Visualization success story: property values, taxes & government officials

As I mentioned in my last post, we need more examples of how people and organizations use visualizations to successfully achieve their goals. So, here we go: example number one. This example comes from Alberto Cairo, via a Data Stories podcast with Enrico Bertini and Moritz Stefaner.

Our story takes us to the capital of Costa Rica, to the newsroom of La Nación, the largest circulation newspaper in the country.

In March 2012, La Nación’s Rigoberto Carvajal, Edgar Mendez, Pamela Rodriguez and Adrian Varela wrapped up an investigation into the property values declared by government officials. Specifically, the journalists considered how those declared property values—which are used as the basis for tax payments—compared to calculated values. The calculated values were developed from multipliers published by the government’s Ministry of Finance.

According to Costa Rican law (The Law on Property Taxes), all property owners must update the declared value of their property every five years. Property owners, then, pay a 0.25 percent annual real estate tax based on that declared value.

So, if the declared property value is lower than the calculated property value and that property value had not been updated within the last five years, then the government officials would be underpaying their property tax.

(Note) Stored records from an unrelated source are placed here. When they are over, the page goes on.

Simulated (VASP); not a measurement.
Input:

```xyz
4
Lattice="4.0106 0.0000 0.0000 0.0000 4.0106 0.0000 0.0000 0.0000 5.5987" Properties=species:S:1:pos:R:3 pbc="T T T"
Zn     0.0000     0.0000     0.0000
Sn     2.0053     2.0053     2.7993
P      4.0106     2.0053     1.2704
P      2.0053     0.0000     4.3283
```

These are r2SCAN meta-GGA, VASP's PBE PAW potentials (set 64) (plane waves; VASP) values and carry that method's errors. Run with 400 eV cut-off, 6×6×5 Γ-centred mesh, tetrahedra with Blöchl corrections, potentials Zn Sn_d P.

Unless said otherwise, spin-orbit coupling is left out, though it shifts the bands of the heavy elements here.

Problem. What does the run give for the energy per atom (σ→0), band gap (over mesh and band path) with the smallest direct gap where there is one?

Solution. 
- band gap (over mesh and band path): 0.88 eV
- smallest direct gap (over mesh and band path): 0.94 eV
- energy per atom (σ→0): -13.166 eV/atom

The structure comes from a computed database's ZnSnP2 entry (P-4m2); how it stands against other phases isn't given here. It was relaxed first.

La Nación’s investigation considered 58 properties owned by 22 government ministers, two vice presidents and the president. The newspaper sent letters and emails to these government officials detailing their findings. In total, they estimated that the government officials were underpaying a total of 28 million colones (about $56,000). This would not make a huge difference to the 2012 national budget of 6 trillion colones, but still: leading by example, walking the talk, and all that.

Not only were the details of the investigation sent to the government officials, they were also displayed in a fantastic interactive visualization on La Nación’s website (if you use Chrome, you can translate the page from Spanish to English). The visualization allows the reader to explore the location, declared value, and calculated value of the properties for both the cabinet officials (under the “Cabinet” tab), and the “12 key members in the discussion of tax reform” (under the “Deputies” tab). You see a photo of the government official in question, a map, details on the property values, and a summary bar at the bottom showing how this person’s property value compared to what it should be. Here is a screenshot of the vis:


The result?

Well, seven of the ministers, including Finance Minister Fernando Herrero (remember how  La Nación used the multipliers from the Ministry of Finance to calculate property values?), rather immediately updated their property values for a total increase in value of 622 million colones. Incidentally, this was a lot higher than what La Nación had initially estimated as the undervalued amount (about 11 million colones across all officials).

In addition, President Chinchilla called the undervalued properties an “unfortunate oversight” and “ordered all her ministers to immediately update the value of their properties.”

Assuming that La Nación’s journalists aim to keep Costa Ricans well-informed, it seems that their visualization did an excellent job of doing just that by providing a lot of important information in an accurate, comprehensive, timely and understandable manner.